The internet looooves silly cats. This we all know.

The Walker Art Center even had a film festival last year celebrating cat videos, which it dubbed “one of the internet’s most popular phenomena.”

Stalking cat has 38 million views.

Perhaps it’s not just people on the internet who love silly cats, but people in general. All people. Even pre-internet people—vid and img deprived societies of yore.

With that in mind, check out this figurine of a big cat spanking a little cat with a stick. It’s in the collection of Cooper-Hewitt, National Design Museum. Yup.

Around the office at the Museum, we love looking at this thing. In meetings, when we’re talking about this or that project/interface/video/exhibition featuring collection objects, Spanking Cat is often suggested for use as a demonstration item. When I draw wireframes, Spanking Cat is right in there as my placeholder image. Et cetera.

One particularly punchy day, we indulged in a few YouTube vids of people actually spanking their cats. Apparently this is a thing. I had no idea.

After said silliness subsided, a serious question arose: what is the design function of Spanking Cat?
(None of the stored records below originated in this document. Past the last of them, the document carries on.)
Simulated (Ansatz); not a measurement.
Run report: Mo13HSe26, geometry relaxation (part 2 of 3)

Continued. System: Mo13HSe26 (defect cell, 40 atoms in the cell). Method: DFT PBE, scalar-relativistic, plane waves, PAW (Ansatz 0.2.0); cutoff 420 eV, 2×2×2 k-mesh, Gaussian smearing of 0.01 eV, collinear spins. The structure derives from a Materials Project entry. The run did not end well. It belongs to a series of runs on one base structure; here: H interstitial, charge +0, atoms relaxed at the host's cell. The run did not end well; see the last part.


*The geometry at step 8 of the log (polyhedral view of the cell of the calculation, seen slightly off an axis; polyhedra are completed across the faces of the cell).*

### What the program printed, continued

Now that we’ve learned how much cats actually love to be spanked—seriously—perhaps the miniature was intended as a reminder to a cat owner to spank his cats once in a while to make them happy. While little is known about this figurine, it may represent the anthropomorphizing of animals common in the Victorian era, which depicted animals as mannered beings that followed social and moral codes. I think the statue is a whimsical allegory for human parenting.

The Museum database tells us that this statue was chosen by IDEO when the firm did a “Collections Selects” exhibition in 2007 (Collections Selects exhibitions allow renowned people and/or organizations to hand-pick a few collection objects from over 200,000 for public display). It was suggested that it must be a database mistake—why would an esteemed firm such as IDEO choose such a weird tchotchke for their exhibition? I am sure that they chose it for kitsch appeal.

Historical mysteries aside, I think Spanking Cat’s teachable moment is that humans have always loved weird cats, even before the internet.